Voices from the Field features contributions from scholars and practitioners highlighting new research, thinking, and approaches to development challenges. This post is authored by Esther Pan Sloane, Head of Partnerships, Policy, and Communications at the UN Capital Development Fund (UNCDF).
The United Nation’s Financing for Sustainable Development Report 2019 was released just a few months after the 70th anniversary of the Universal Declaration of Human Rights, which established equal rights for women and girls as a global standard the international community would be expected to meet.
However, sobering data from the UN report demonstrates how far we are from meeting this standard. The global labor force participation rate of women in 2018 was 47.9 percent, considerably lower than the 74.9 percent figure for men. Women make up 56 percent of the 1.7 billion adults who do not have a bank account. And while the gender pay gap exists in both developed and developing countries, the gap in poorer countries is at its largest at the low end of the wage distribution, impacting women who are already economically vulnerable.
These realities are magnified in the world’s least-developed countries (LDCs). Women in these countries are more likely to work in the informal sector, exposed to occupational, health and financial risks. They are more likely to lack access to financial services that can help them weather economic downturns and smooth out uneven seasonal income. They tend to lack household savings, insurance, and credit to start and grow micro, small and medium-sized enterprises.
As the world considers how the global financial system needs to change in order to achieve global sustainable development goals, we face a fundamental question: how can we mainstream women’s economic empowerment into business and government transactions to make lives better for women?

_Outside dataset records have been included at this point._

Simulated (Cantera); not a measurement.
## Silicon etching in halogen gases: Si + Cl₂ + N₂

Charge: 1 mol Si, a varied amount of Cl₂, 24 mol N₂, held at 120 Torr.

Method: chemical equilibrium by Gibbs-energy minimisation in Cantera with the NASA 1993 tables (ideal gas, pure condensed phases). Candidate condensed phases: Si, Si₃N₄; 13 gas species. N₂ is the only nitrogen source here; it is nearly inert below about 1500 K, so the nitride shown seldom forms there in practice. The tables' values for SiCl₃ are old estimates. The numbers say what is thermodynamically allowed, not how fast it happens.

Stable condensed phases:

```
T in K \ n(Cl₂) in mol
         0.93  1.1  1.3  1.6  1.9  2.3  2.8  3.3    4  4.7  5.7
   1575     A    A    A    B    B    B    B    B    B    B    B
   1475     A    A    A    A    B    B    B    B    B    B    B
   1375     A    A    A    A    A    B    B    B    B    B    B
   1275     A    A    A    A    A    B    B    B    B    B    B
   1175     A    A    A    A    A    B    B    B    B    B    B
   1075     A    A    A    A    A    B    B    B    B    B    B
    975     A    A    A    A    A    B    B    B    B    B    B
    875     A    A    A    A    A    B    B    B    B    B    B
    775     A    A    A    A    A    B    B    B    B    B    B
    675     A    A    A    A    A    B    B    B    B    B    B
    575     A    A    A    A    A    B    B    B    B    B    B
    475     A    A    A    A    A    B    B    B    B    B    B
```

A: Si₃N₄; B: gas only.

In the world’s poorest countries, the question is even more relevant. How do we raise these issues where cultural barriers against gender equality are ingrained, profound and ubiquitous? In many countries, women lack access to formal identity documents; they are barred from inheritance or land ownership; they face more legal barriers to starting a business; and they lack access to the financial tools that could help lift their families out of poverty.
At the United Nations Capital Development Fund (UNCDF), where our mandate is to make finance work for the poor, these considerations drive our work across financial inclusion, local economic development, and innovative finance. We have developed a gender theory of change to ensure that all our development work considers gender parity as a key priority.
We know that part of the solution is encouraging governments to integrate gender considerations into infrastructure planning at the local level. This produces projects like roads with better lighting, markets with sanitation facilities, and workplaces with child-care spaces, all of which address physical or security issues that prevent women from accessing markets. As a result of UNCDF’s deliberate focus on gender equality, the percentage of women's job creation in UNCDF localized investments is 69 percent; women are 65.6 percent of the active borrowers using the financial services we support; and more than half of the local investments funded by UNCDF have primarily benefitted women and girls. We know that strengthening the capacity of public and private partners to promote women’s economic empowerment—including through simple steps, like requiring our implementing partners to provide sex-disaggregated data— leads to concrete results that improve the lives of women and their families.
With local governments, this means providing capacity and expertise to drive the policy and regulatory changes needed for gender-equitable economic development. For example, local government investment plans can offer significant job opportunities for women, notably in sectors like infrastructure, agriculture value chains, and climate resilience. Our work has shown that providing the right data and technical assistance to local governments in LDCs can help them conduct gender equality analyses that help identify women-friendly projects to fund.
Another area where we can support gender mainstreaming is in digital financial services (DFS). These services have tremendous potential to integrate women into formal economies through access to payments, savings, credit, and insurance. But challenges persist: cultural environments that discourage women from interacting with male financial agents; misperceptions that only wealthy people have formal bank accounts; assumptions by financial service providers that poor women do not have savings. Supporting gender mainstreaming means providing accurate customer insights on savings patterns and mobile penetration to incentivize DFS providers to bring their services to LDCs. It also means working with those providers to train women to become financial agents so they can work closely with female clients, or potential female clients, to demonstrate the benefits of formal banking.
Finally, there is investment. There is a chronic funding mismatch between impactful businesses (including small businesses owned and managed by women) looking for growth finance, and investors decrying the lack of bankable opportunities in frontier markets. Gender mainstreaming in investment means identifying gender-positive businesses in LDCs and using our grants, loans and guarantees to de-risk deals and attract private sector investment to unlock more financing for women.
Achieving the goal of gender equality in today’s global financial system means that we must make finance work for women. We know that we are capable of making women’s economic empowerment a priority in the world’s poorest countries. Our work provides a roadmap to gender equality through increased economic opportunity for women; we look forward to working with committed partners to make progress along that path.